SAGE III

SAGE III Instrument Payload

SAGE-III is the third Stratospheric Aerosol and Gas Experiment built under NASA’s Earth Observing Program to collect long-term data on atmospheric composition, profiling trace gases, ozone and aerosols and measuring temperatures in the stratosphere. These measurements are collected by a spectrometric instrument covering a broad wavelength region and utilizing solar occultation and limb scanning.

Observing the atmosphere from the Space Station enables SAGE-III to deliver continuous, near-global measurements over an extended mission duration to deliver key parameters for climate change studies and atmospheric chemistry. Critical measurements provided by SAGE include the vertical distribution of aerosols from the upper troposphere through the stratosphere and ozone measurements from the troposphere into the mesosphere. Important trace gases measured by SAGE are water vapor and nitrogen dioxide both of which play a major role in radiative and chemical processes driving Earth’s energy cycle.


Photo: NASA

 

Photo: NASA

SAGE has already built an extensive legacy over three decades of operation, providing pivotal data enabling an accurate calculation of ozone loss in the atmosphere that prompted major policy changes to protect Earth’s ozone layer. SAGE also documented the onset of ozone recovery after implementation of regulations on chlorine-containing chemicals in the second half of the 1980s.
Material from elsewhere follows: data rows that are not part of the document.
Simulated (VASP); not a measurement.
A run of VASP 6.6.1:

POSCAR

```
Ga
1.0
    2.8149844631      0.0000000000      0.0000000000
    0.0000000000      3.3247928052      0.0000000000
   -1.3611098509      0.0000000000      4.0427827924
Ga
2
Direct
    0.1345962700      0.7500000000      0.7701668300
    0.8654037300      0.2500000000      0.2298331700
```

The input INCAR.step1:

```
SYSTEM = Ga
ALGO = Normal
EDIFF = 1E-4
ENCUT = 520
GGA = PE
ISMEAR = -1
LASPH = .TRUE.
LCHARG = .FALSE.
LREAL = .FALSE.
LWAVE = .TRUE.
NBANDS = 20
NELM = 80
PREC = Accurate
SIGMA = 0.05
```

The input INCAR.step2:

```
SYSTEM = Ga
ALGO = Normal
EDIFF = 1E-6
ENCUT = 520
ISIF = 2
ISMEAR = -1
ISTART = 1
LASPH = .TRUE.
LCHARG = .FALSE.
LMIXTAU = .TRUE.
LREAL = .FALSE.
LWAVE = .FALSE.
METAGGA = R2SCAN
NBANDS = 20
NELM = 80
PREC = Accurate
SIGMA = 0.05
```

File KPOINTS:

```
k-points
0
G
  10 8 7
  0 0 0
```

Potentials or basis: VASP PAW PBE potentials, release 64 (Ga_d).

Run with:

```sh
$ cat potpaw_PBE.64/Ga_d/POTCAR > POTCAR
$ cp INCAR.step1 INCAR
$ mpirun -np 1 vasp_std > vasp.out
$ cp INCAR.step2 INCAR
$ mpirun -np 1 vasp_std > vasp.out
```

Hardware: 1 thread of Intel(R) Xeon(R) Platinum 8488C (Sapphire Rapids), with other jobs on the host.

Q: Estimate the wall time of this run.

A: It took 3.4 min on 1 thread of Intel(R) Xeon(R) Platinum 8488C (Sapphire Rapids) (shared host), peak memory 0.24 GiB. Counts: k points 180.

The first SAGE sensor was flown back in 1979 on the ARM-B mission, building on the Apollo-era SAM sensors that demonstrated the measurement principles and SAM-2 that remained active from 1978 through 1993 on the Nimbus-7 satellite, gathering data on stratospheric clouds. SAGE-II operated between 1984 and 2005 on the ERBS mission and the first SAGE-III unit flew on the Russian Meteor-3M satellite that operated from 2001 to 2006.

The SAGE-III/ISS instrument closes a gap of over ten years since operation of the first SAGE-III instrument ended.

Photo: NASA

A total of three SAGE-III instruments were built by Ball Aerospace based on a design from the NASA Langley Research Center. The first flew on Meteor-M3 while the others were placed in storage. The SAGE-III/ISS instrument had been in storage since 2004 and underwent testing in 2009 that confirmed it was still in excellent condition and ready for flight.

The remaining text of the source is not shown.